When social science research is undertaken, whether the knowledge it produces is useful or useless, the culmination of that knowledge, i.e., the product, is largely conceptual–– and when social science knowledge is mainstreamed, the social sciences get little credit. With little credit, social sciences get little respect, funding, or access. They are less trusted as an authoritative voice.
How, then, can the social sciences appeal for funding, if not pointing to the products that curiosity produces? They could try to speak to utility. This is the second formulation Pruitt dismisses.
Social scientists need to back away from the exaggerated promise of “evidence-based policy” in favor of a more modest term such as “evidence-influenced policy.” Though social scientists may claim their work improves policy, there is little systematic study of this claim. Pruitt provides a few examples of investigations on the question which bear little fruit: NAS, Impact studies, etc.

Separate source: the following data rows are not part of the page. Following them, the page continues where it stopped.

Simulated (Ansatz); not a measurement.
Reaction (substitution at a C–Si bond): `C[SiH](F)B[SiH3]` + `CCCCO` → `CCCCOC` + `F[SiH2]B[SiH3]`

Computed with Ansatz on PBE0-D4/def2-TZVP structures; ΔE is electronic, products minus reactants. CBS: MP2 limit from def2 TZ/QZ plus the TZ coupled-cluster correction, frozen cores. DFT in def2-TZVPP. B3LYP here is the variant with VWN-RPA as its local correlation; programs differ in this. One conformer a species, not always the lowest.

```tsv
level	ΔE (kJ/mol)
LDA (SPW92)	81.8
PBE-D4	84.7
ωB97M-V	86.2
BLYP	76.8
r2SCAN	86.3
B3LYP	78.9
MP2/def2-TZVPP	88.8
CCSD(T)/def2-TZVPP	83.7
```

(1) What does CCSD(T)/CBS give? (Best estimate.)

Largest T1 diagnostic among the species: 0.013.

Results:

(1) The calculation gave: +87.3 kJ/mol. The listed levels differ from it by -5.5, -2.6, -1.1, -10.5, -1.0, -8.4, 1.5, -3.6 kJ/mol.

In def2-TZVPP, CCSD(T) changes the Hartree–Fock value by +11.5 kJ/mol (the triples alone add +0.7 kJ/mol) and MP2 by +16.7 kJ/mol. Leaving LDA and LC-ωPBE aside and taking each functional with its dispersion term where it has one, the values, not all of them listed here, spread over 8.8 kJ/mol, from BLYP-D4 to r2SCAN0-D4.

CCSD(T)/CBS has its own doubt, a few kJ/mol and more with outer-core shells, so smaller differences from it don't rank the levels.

As he puts it, though: “If policy use of research has been ‘little studied in systematic ways,’ then on what basis have we been complaining, for decades, about being underappreciated?”
Social scientists will continue to wish that society recognize their contributions to concepts like discrimination (which have become ‘common sense’) or policy, but more work needs to be done if claims to ‘common sense’ or evidence-based policy result in funding.
Why, Pruitt asks, then stake the authority of social science on these two things?
These formulations about the “usefulness of useless knowledge” and “evidence-based policy” do not help social sciences. Instead, they stand in the way of a retrofit!
So, what comes after these barriers are set aside? Impact.
Pruitt identifies four main purposes to the social sciences: education, research, public service, and a new fourth purpose, which seems to be “impact.” Impact is the means through which the social sciences can be retrofit once all other barriers have been removed.
The investment of universities into “impact” has institutionalized what Dorothy Ross characterized as a social science being in the “broadest sense practical and moral.” Beyond the universities, there are increasing demands to study human beings in the context of the larger world (and the larger world in the context of human beings). We are obsessed with “the human dimension” of (insert world-issue).
Pruitt sees this as a massive opportunity for social scientists. There are challenges, however, that university-trained social scientists, think tanks, academies, foundations, etc. will face in trying to address this new demand of study on the human being’s role in the world. For one, universities will have to ensure that their social scientists are properly equipped with the sort of skills necessary to the project. Making greater demands of hires or requiring new appointment or retention criteria will generate criticism–– and yet universities that treat their fourth purpose as a second-class initiative may find themselves in a poor situation.
Pruitt lists some of the challenges this head-first dive into impact requires. Among the challenges, social scientists must avoid the charge of partisanship as it seeks to produce research that might change society and ensure that social sciences have ethics experts.
What are the features of a retrofitted social science?
Pruitt explores the steps by which three features will be achieved:
“First, loosen the attachment to frameworks that impede fresh thinking. Then replace those frameworks with a clearer, more forceful (thus risky) purpose: notably, reestablish a social science for the sake of society, reasserting its authoritative voice, initially established in the 1880s and sustained for a century, but losing its edge in recent decades. Finally, and going back to our roots, firmly institutionalize this retrofitted social science in research universities, directing it along the two tracks emphasized above. The first feature is straightforward; the second is a much greater challenge, but doable; the third is difficult, really difficult, requiring hundreds of person-hours just to design the Fourth Purpose, let alone implement it. Maybe we academics will have to give our home universities a little more time, and our disciplinary associations and conferences a bit less.”
The project, a massive intellectual and institutional puzzle, may be fun, and may require help from thinkers across various disciplines such as the humanities, natural sciences, and ethicists.
Pruitt concludes optimistically: “We have to find a concise, shared way to talk about all this. The term ‘academic freedom’ became important to higher education more than a century ago. It has been hugely important since. If the term ‘Fourth Purpose’ is picked up (no attribution required), it will facilitate interuniversity exchange and cooperation, much as the term academic freedom has. I urge it, if only to prevent us from endless debates about what impact means. But perhaps a better term is available. If so, put it in play.”